Debt makes the business world go round – from lines of credit to bank loans to bonds, companies can accomplish more today by borrowing against tomorrow. It is, however, a double-edged sword; while generally boasting a lower cost of capital from a purely academic point of view and not requiring relinquishing control or ownership of a business, debt has far stricter rules than equity financing and, if mishandled, can be poison to businesses of any size.
For nearly a decade, the Federal Reserve has kept its benchmark interest rate at 0%, and a low interest environment across the entire yield curve has made debt financing more appealing than ever before – Business Insider estimates they’re the lowest in 5000 years! However, with the US economy recovering, Fed Chair Janet Yellen is poised to raise rates imminently. While small, the path towards normal rates will have far-reaching effects in every aspect of the business world – but the effects could be especially troublesome for startups.

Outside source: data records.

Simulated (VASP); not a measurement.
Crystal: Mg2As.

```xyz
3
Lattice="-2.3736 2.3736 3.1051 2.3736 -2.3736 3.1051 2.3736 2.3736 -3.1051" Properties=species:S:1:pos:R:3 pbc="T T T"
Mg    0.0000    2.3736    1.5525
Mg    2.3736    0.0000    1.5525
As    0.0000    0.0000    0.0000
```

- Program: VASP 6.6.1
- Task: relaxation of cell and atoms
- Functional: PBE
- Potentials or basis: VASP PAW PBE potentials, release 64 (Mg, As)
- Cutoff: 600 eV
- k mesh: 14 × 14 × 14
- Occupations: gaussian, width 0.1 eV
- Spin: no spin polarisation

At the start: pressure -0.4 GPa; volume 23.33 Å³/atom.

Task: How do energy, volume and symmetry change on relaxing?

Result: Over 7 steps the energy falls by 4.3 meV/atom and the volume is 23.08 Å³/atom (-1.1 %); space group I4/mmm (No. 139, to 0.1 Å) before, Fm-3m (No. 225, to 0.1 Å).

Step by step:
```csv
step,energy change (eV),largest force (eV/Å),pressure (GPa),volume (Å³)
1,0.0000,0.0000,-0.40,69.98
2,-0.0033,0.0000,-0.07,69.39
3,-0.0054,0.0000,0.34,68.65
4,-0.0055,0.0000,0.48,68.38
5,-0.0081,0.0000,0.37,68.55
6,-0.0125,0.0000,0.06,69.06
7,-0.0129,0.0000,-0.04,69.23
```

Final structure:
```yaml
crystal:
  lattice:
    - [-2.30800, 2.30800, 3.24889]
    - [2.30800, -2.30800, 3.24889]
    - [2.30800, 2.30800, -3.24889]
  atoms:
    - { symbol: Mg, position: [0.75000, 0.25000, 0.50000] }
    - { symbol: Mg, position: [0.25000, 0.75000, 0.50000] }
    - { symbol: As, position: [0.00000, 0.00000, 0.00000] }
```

First, for small startups themselves, there is the obvious downside – any debt financing today will be far more expensive in a year. In September, 16 of 17 FOMC participants expected interest rates to be at least 0.75% by the end of 2016, with estimates as high as 2.75%. The added financial strain caused by interest expenses rising by up to a factor of 10 could push some companies closer to, or over, the metaphorical debt cliff and into the pit of default or bankruptcy. While 2.75% might be an ambitious target, 0.75%-1% is very much in the realm of possibility. It is possible that a viable business model at an interest rate of 0.25% is considerably less viable at rates greater than 0.75%.
But fear not – rising rates are not all doom and gloom. The very reason for increasing interest rates is because the US domestic economy is strengthening – a bullish sign for all companies, not just small enterprises. However, this is a real cost and will have to be considered by anyone making interest payments. While startups can be notoriously lean, some will be forced to “trim the fat,” cutting costs. These may range from giving up some perks to perhaps delaying new hires. Renegotiating the terms of a loan is also a possibility – most lenders would prefer to receive interest payments than have to deal with a messy repossession process. If that’s not a possibility, the idea of equity fundraising is certainly an option. However, before issuing any debt, corporate board members should check with their treasuries and be fully aware of any and all anti-dilution clauses in the contracts of current shareholders to make an informed decision.
A lean, well-run company can easily navigate these rate-hikes, and stands to benefit greatly from increased market share as its competitors struggle and fall.
On the investor side of the table, there are other potential results of rising interest rates. Private Equity and Venture Capital (PE/VC) firms will be incentivized to pull out of riskier projects as investors don’t have to reach as far for yield. Currently, the private market is very frothy, with 145 private companies with a valuation of at least $1B having a total market cap of $506B at the time of writing. While some of these companies have undeniably earned such valuations, others, undoubtedly, have not. Rising yields will make riskier firms less appetizing for PE/VC firms and could cause a pullback from this market. In fact, this is already beginning to some extent – Fidelity recently marked down several startup holdings, and though they have reversed course on a few, several still remain below cost. The Kentucky Public Retirement System is also planning to reduce its Private Equity holdings by as much as 86% in its KERS Pension Fund, and by 80% in its SPRS fund.
Much like on the company-side of things, there is a silver lining to the investor end of the proposition, as well. With effectively fewer buyers at the table but a static level of sellers, market prices for these investments will fall, allowing for players in the PE/VC space to pick great companies up at lower valuations. As Warren Buffet famously said, “Only when the tide goes out do you discover who’s been swimming naked.” As market valuations correct themselves and the weaker players in the space fall to the wayside, the solid companies left over will be not only more affordable, but more easily seen. Furthermore, in a world where intellectual property is increasingly important, it is entirely possible that there are small companies out there with excellent IP but that are poorly run. Scooping up these companies at a major discount and turning them around is a recipe for a huge pay-off.
Clearly, rising interest rates will pose a challenge for businesses, as debt service costs force corporations to rethink the future. However, a well-run small company or an astute PE/VC firm that is properly prepared for this can turn this challenge into an exciting opportunity for enormous returns.